By Kim Michele Richardson
Sourcebooks 2019
308 pages Literary
The most important aspect of an historical novel is the
research that goes into it. Richardson has done an incredible job in creating
an historical novel that is both creative and meticulously researched. It is
the story of a young woman in 1930s Kentucky Appalachia. My book club read it
this month and we had a lively discussion last week.
Cussy Mary, a young single woman, lives in the hills and hollers of Kentucky during the 1930s. She
has applied and been accepted as a pack horse librarian, which was a job for women,
sponsored by the WPA. Her job is to deliver books by horseback to the people on
an established route in her mountain neighborhood. She knows her readers well and works very hard to find the materials that her clients want—everything
from the classics to magazines to newspapers, many weeks old by the time they
get to Cussy. She makes her way through the mountains on a mule named Junia,
who is both her protector and best friend as well as the carrier of the library
materials Cussy carries.
What distinguishes Cussy Mary from other young women of the
area is her color. She is one of the last of the Blue People of Kentucky. This
was a clan of blue-tinged people that had populated the area for several
generations. They have hidden in the hills because they have been ridiculed and
shunned and classified as inbreds, which they were not. Thank goodness for
Google, because I had never heard of the blue people, but when I read up on it,
I discovered that this aspect of the story line was remarkably true.

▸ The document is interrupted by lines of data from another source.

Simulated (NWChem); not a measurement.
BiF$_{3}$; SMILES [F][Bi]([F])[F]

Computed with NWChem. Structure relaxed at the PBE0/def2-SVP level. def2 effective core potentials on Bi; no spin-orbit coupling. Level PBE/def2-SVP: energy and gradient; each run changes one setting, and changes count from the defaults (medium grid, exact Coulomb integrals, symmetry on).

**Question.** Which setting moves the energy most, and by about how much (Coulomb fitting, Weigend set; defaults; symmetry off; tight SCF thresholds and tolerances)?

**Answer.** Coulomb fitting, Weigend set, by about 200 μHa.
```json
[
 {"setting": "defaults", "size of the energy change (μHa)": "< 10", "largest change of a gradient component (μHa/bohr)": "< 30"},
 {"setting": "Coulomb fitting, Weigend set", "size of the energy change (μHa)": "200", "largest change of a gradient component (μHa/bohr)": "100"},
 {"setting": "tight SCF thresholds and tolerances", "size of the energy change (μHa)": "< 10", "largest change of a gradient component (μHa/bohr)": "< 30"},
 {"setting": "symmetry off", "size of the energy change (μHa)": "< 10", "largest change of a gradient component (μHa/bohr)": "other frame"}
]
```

It would appear that Cussy (or Bluet, as she was called by
her clients) had more than three strikes against her, but she is strong and
feisty, and she prevails. She loves her job and takes pride in the help that
she offers her clients. People rely on her to read stories to them, bring them
news from the outside world, and even provide food if necessary. Her work is a
testament to the power of reading and books.
There’s a lot of heartbreak in The Book Woman of Troublesome
Creek, not just for Cussy Mary and her father, a miner, but also for the people
in the hills. The description of life is remarkable, thanks to the skilled writing
of Richardson. Here is one paragraph. “I found the tiny cabin stitched into a
mountain, tarred with black pine and stingy sunlight. In the yard, two crows
drank from mud puddles. Overhead, more cawed before dropping down to scar the
yard. Two sick chickens peeked around the corner of the cabin, their combs and
wattles festered with the fowl pox. A rawboned dog dozed on the crumbling
porch. Junia snorted, and the pup raised its mangy body and flattened its
flea-bitten ears before slinking off.” Inside, Cussy finds her favorite child client, Henry, and his siblings suffering from
pellagra, and Henry is dying.
One reviewer says that Richardson doesn’t “pull punches when
it comes to describing the hardscrabble lives of the hill people.” Yet, I
considered the descriptions to be fairly realistic, contrasted, as they were,
with great moments of hope and kindness. I do have to say that the ending is
quite abrupt, and we are not allowed enough time to enjoy the happiness that
Cussy Mary finds as she discovers true love and her life moves on to another level.
The only weakness I found in a totally engrossing book.
I can highly recommend The Book Woman of Troublesome Creek. I especially enjoyed the pictures of the Kentucky Pack Horse librarians that come at the end of the book.